In [13]:
from __future__ import print_function, division
import pandas as pd
import numpy as np
import itertools, os, time

print("Pandas version = ", pd.__version__)
print("Numpy version =  ", np.__version__)


Pandas version =  0.13.1
Numpy version =   1.8.0

Create some toy data


In [14]:
N_PERIODS = 1E6
N_METERS = 5
N_MEASUREMENTS_PER_METER = 1

meters = ['meter{:d}'.format(i) for i in range(1,N_METERS+1)]
meters = [[m]*N_MEASUREMENTS_PER_METER for m in meters]
flatten_2d_list = lambda lst: list(itertools.chain(*lst))
meters = flatten_2d_list(meters)
level2 = ['power', 'power', 'voltage'][:N_MEASUREMENTS_PER_METER] * N_METERS
level3 = ['active', 'reactive', ''][:N_MEASUREMENTS_PER_METER] * N_METERS


columns = [meters, level2, level3]
columns = pd.MultiIndex.from_arrays(columns)
rng = pd.date_range('2012', freq='S', periods=N_PERIODS)
data = np.random.randint(low=0, high=1000, 
                         size=(N_PERIODS, 
                               N_METERS*N_MEASUREMENTS_PER_METER))
df = pd.DataFrame(data=data, index=rng, columns=columns, dtype=np.float32)

# df.iloc[:10]

Save the data to an HDF5 file, one big table


In [19]:
COMPRESSION = 'zlib'

filename = 'one_big_table.h5'
t0 = time.time()
store = pd.HDFStore(filename, 'w', complevel=9, complib=COMPRESSION)
store.put('df', df, format='table')
store.close()

def print_runtime(start):
    print('Time = {:.1f}'.format(time.time() - start))

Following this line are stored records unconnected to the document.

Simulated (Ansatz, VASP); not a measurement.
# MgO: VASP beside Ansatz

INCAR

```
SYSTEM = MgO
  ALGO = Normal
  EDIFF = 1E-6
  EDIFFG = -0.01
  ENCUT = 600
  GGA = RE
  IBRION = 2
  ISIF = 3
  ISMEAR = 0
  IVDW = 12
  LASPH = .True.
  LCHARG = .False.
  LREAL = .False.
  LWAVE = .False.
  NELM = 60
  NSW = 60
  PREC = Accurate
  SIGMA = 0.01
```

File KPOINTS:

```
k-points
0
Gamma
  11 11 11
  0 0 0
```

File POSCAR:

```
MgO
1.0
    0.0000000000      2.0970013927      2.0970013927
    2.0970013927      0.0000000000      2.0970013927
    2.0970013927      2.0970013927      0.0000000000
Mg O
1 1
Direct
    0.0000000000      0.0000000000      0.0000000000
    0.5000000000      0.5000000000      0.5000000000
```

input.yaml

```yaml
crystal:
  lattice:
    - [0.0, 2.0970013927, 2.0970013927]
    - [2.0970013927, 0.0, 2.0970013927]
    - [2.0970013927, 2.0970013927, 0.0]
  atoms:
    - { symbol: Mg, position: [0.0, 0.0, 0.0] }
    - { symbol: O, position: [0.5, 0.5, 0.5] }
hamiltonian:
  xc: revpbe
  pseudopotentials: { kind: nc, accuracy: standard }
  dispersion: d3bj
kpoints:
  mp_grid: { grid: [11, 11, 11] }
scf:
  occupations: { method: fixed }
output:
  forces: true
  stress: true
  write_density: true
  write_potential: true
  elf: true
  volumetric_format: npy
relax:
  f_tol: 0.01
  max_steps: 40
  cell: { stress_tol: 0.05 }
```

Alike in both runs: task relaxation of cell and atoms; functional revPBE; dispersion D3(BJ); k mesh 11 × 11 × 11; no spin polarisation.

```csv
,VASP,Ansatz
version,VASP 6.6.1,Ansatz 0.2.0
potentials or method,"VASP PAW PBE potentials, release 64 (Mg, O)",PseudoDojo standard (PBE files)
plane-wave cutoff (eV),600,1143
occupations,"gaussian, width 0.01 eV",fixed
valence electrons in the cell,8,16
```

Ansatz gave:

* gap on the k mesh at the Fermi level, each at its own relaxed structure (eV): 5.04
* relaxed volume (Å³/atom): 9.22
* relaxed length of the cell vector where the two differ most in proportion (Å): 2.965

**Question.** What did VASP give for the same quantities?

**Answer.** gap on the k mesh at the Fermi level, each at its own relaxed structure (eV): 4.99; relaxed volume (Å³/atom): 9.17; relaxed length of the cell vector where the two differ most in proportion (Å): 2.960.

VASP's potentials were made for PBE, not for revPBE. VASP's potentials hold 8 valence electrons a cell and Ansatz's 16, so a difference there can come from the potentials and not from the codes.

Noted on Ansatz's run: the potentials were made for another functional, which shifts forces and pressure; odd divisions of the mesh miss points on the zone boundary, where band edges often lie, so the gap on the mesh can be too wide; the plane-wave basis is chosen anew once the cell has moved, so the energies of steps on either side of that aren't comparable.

def print_filesize(filename):
    print('Filesize of \'{:s}\' is {:.2f} MBytes'
           .format(filename, os.path.getsize(filename) / 1E6))
    
print_runtime(t0)
print_filesize(filename)


Time = 9.1
Filesize of 'one_big_table.h5' is 10.47 MBytes

Save the data to an HDF5 file, one table per meter


In [20]:
filename = 'one_table_per_meter.h5'
t0 = time.time()
store = pd.HDFStore(filename, 'w', complevel=9, complib=COMPRESSION)
for meter in df.columns.levels[0]:
    store.put(meter, df[meter], format='table')
store.close()

print_runtime(t0)
print_filesize(filename)


Time = 14.0
Filesize of 'one_table_per_meter.h5' is 16.89 MBytes

RESULTS

Default config is 5 meters, 3 params per meter, 1 million rows, float32 for power data, fixed format

BLOSC

5 meters: 35.57 MBytes versus 39.26 MBytes = 1.10 x larger

5 meters, 1 param per meter: 12.49 MB (0.3 sec) vs 16.16 MB (0.4 sec) = 1.29 x larger

5 meters, 1 param per meter, table format: 16.48 MB (1.3 sec) vs 22.13 MB (4.6 sec) = 1.34 x larger

50 meters: 346.93 MB versus 392.56 MB = 1.13 x larger

ZLIB

(48 seconds compress!)

5 meters: 24.80 MB versus 26.77 MB = 1.07 x larger

BZIP2

5 meters, 3 params per meter: 23.73 MB (8.7 sec) versus 25.87 MB (12.1 sec) = 1.09 x larger

5 meters, 1 param per meter: 8.28 MB (3.3 sec) vs 10.52MB (6.7 sec) = 1.27 x larger

5 meters, 1 param per meter, table format: 10.38 MB (5.3 sec) vs 17.55 MB (13.7 sec) = 1.69 x larger (!)

LZO

5 meters: 30.17 MB (0.3 sec) versus 34.17 MB (0.5 sec) = 1.13 x larger


In [ ]: